In his op-ed, Newsom argued that Sirhan has dodged responsibility for the assassination, after earlier confirming that he killed Kennedy and, in an interview with David Frost, that he acted alone.

“He claimed he could not remember the crime, then stated he was innocent,” Newsom wrote. “In 2016, Sirhan said he believed he did not kill Kennedy based on what he had read in his attorney’s legal briefs. As recently as last year, Sirhan portrayed himself as the victim, claiming he ‘was in the wrong spot at the wrong time.’ “

The governor also wrote that Sirhan still posed a public safety risk, even in old age.

“Despite inciting violence in the past, recently Sirhan laughingly dismissed the current relevance of his status as an ideological lightning rod,” he wrote. “He does not understand, let alone have the skills to manage, the complex risks of his self-created notoriety. He cannot be safely released from prison because he has not mitigated his risk of fomenting further political violence.”

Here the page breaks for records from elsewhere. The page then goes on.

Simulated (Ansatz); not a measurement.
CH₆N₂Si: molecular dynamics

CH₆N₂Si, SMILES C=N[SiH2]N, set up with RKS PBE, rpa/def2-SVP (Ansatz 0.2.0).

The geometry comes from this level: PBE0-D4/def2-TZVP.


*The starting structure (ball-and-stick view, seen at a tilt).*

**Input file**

Six of the Kennedy children, along with Ethel Kennedy, issued a statement in which they said they were grateful and “deeply relieved” by Newsom’s decision. “Because of how entwined into popular culture this murder has become, amplified by the regularity of the inmate’s attempts to be freed, our family has been forced to watch our husband and father be killed thousands of times. The pain of reliving his last moments, over and over again, is simply unbearable. Instead of contrition, this inmate points to what he sees on the clock rather than to what he knows in his heart, believing somehow that the passage of time is expiation enough.”